A similar question was asked on Reddit.Unfortunately, I regard the most suitable and efficient call convention on 6502 as an open problem. It is not helped by the minimalism of 6502 and therefore not having any official operating system hook. This has led to Commodore applications using JSR abs with three byte spacing, Acorn applications using JSR (abs) with two byte spacing within the same address range and other systems use wildly different schemes. For example, BigDumbDinosaur now uses 65816 only COP opcode.

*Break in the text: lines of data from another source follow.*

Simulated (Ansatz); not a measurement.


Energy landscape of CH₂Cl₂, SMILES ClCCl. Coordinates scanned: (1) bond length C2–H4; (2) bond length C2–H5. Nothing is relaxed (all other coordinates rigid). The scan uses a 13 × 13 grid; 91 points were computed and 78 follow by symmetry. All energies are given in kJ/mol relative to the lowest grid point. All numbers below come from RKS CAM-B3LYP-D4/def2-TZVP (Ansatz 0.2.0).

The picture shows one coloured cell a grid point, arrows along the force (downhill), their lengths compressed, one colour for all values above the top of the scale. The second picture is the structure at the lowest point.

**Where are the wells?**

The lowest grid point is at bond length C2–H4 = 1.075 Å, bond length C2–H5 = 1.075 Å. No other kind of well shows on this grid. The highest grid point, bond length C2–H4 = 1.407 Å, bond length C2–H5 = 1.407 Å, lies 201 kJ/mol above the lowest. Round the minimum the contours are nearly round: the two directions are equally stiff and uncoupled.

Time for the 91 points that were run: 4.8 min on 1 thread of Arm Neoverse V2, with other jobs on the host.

Register use also differs wildly. Some use a Forth style data stack in page zero and RegX as the data stack pointer. Commander X16 is downwardly compatible with Commodore 64 but also uses Apple SWEET16 virtual registers - skewed by two bytes for Commodore bank switching compatibility. Some use 8 bit RegY:RegX to pass a 16 bit pointer to a data structure (and BigDumbDinosaur considered 16 bit RegY:RegX to pass a 32 bit pointer). Some use RegA to pass function number. Some pre-scale RegA to pass even numbers only. Some pass even function number in RegX to facilitate JMP (abs,X). Some use separate entry points to reduce register pressure. Some use the carry flag to indicate error, end of file or no input. Overall, it is a mess. However, some schemes must be objectively worse than others.
The RegY:RegX scheme typically requires an application to source a pointer from its section of page zero - which is not consistent across systems. The operating system then typically stores the pointer in its own section page zero before jumping to the required function. This would be STX zp+0 // STY zp+1 // ASL // TAX // JMP (abs,X). This could be reduced to STA zp+0 // STY zp+1 // JMP (abs,X) but I'm not going to suggest that a RegY:RegA pointer call convention is an improvement.
The RegX, page zero data stack seems like a good idea. It appears to eliminate redundant copying of pointers. It also raises the possible number of parameters quite significantly. However, it will break one or more things elsewhere. If a kernel uses this call convention everywhere and a subroutine (or kernel entry) is required within interrupt then RegX must be a valid data pointer at all times, alternative uses of RegX must be interrupt masked or interrupts require their own stack. None of these choices are good restrictions. In particular, interrupt masking fixes IRQ at the expense of interrupt latency while leaving NMI broken.
C++ interface may be desirable. In this case, methods may be a vtable to application wrapper functions, system library functions or kernel calls. Kernel calls may or may not raise privileges via COP vector,
NMI doorbell or similar. Furthermore, an arbitrary compiler call convention can be bridged to an arbitrary kernel call convention with assembly. Indeed, it is possible to bridge to multiple kernel call conventions within one portable binary. The efficiency of this arrangement is secondary.
As a practical example, how would we implement the Arduino function digitalWrite(char pin, char val), where val is LOW or HIGH? On AVR, digitalWrite is a subroutine with its own address and the 8 bit values are assigned sequentially to 8 bit registers. On 6502, pin and val could placed on stack, placed in an agreed part of page zero or placed in registers. I prefer the overhead of stack - partly because it opens the intriguing possibility of Arduino on Forth. This also works more graciously when parameters exceed registers. Indeed, with three bytes of register, this is fairly common. Actually, allocating pin to RegA and val to RegX would be extremely unhelpful. A 6502's address mode asymmetry allows data to be sourced from more places. Parameters in page zero or stack corrects register asymmetry. State in registers is an optimization hack between friendly functions.
With a 16 bit aligned data stack, it may be preferable to mask val with LDA 2,X // AND #1 to determine if a bit should be clear/set. After branching, load pin with LDY 0,X to set RegY with an index for mask operations. Unfortunately, all of this ignores return values. It may be faster to return an error flag, a value in RegA, an even value in RegX suitable for JMP (abs,X) or one or more values on data stack or call stack. What is the most efficient? I don't know.